Durability Scribe

Even if you could replicate, is data durable in DRAM alone? ECC
Can DRAM hold data for 2 years?

Replication factor at Google:
3 is good for disk for "targeted recovery"
Prioritize the ones for which you have lost 2 discs over ones in which you've only lost 1.
For RAM, he'd be worried, 2 would not be enough, not sure about 3.

How much of a retreat is battery-backed memory from commodity hardware?
Google says:
"Good and tragic"
Batteries are finicky, have to continuously check
We will lose data with 2-3% failures
10K machines where 5% have the same failure mode
Need very good operations to make sure these batteries live
Cost of hardware infrastructure is not a problem

What about a UPS every few racks? It's expensive but is that a direction to go in?
Google says:
The cost issues of a per-server vs per rack are similar.
Operational costs are similar.
The batteries we buy are no better than the ones we build.

Facebook: Software failures are easily coordinator.
Italian cat on the keyboard.

A snapshot of the hash table would be a consistent view of the log.

—

Google: Missing locality. This whole business of ignoring locality is not something you can afford.
Even for main memory cache misses.
Example from BigTable: order things by URL, use really stupid compressor that
normally gets you 3:1 compression gets you 40:1 compression.
Need to push hard on that if you're storing things in RAM.

Facebook: Compression in column store is really good, not clear you could do that app-side.
Google: I think you need to rework the main memory organization.
Facebook: You might have extra cores.
Google: Library can't do cross-object compression.
Google: Decompression (or was that compression?) schemes can do .5GB per second
You could also work on different compression schemes.
Could make decompression incremental work to jump into the middle of the object, but compress in big blocks.
You'd have to do something custom here.
John: We could push decompression to client side.
Google: Not if you compress across objects. Not if it comes with a megabyte dictionary.

What about deduplication?
It's a big issue in the storage world.
E.g., email system
Only 20M names in the world.

Much greater potential on the server side.
Cross object compression should buy you a factor of 5 or 10.
You're checksumming these anyway.

—

HP: Concerned about maintaining latency for small objects while doing recovery. Maybe need 2 networks?

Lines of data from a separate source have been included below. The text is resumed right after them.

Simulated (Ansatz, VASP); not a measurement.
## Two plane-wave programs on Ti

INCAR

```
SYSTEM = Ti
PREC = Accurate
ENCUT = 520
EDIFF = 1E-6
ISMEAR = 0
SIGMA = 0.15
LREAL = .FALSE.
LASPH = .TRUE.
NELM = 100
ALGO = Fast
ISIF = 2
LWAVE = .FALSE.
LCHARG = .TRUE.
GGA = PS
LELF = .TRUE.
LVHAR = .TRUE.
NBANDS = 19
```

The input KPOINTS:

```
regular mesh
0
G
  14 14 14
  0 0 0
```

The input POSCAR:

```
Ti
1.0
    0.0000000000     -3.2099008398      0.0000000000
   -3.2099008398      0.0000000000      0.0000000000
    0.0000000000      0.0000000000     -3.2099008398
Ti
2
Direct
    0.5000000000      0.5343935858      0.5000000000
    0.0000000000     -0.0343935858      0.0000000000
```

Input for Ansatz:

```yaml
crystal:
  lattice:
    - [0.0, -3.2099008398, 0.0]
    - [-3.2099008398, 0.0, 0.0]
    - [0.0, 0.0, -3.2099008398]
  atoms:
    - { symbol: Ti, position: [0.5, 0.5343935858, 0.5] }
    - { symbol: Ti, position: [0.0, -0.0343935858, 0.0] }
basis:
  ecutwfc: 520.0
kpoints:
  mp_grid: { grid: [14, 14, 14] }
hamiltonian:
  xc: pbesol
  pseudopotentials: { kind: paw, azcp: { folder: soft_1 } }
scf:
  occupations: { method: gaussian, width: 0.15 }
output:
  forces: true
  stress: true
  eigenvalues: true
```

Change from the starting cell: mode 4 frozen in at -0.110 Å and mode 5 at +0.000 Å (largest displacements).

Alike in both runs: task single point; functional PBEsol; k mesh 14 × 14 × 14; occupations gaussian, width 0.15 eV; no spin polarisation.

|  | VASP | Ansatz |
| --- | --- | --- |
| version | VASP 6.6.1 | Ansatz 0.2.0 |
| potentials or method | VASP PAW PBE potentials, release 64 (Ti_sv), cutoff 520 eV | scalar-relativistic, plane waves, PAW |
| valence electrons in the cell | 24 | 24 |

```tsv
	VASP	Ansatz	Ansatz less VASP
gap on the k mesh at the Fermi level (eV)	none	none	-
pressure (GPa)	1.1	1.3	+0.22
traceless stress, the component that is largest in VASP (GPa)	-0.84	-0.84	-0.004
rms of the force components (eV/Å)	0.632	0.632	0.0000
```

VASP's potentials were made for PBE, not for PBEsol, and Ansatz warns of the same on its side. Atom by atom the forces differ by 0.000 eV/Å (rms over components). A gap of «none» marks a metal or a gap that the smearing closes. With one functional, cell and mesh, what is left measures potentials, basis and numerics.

Can improve latency by having bigger R and not waiting on all of them.

—

HP: Handling peak writes and servicing low latency reads will be hard on a single network.
Google: Is TOS enough?
HP: Not commodity today.
Google: Neither is 2 networks.
HP: You could have plenty of bandwidth but bursts of storage traffic that will cause variance in latency.
HP: InfiniBand, etc, use separate lanes for separate traffic.
Facebook: With 30% writes, is there any bandwidth left for anything else?

—

HP: Paper in yesterday's OS review, flash wearouts measured as a factor of 10 better than what people have been quoting.
Before things wear out, they get slower. It's unclear whether this makes failures predictable.
Infant mortality problem is worse in flash than DRAM. Sold to people with other expectations.

Google: Can flash do anything for us?

HP: Trend away from Flash because it's not going to keep scaling past a couple more generations.

Facebook: Flash or PC RAM as main storage might be better in practice than DRAM.

—

Berkeley: Go to first master that returns to avoid hitting variations in latency.
Facebook: If you want memcached, you know where to find it.

Could use coding to avoid disks entirely.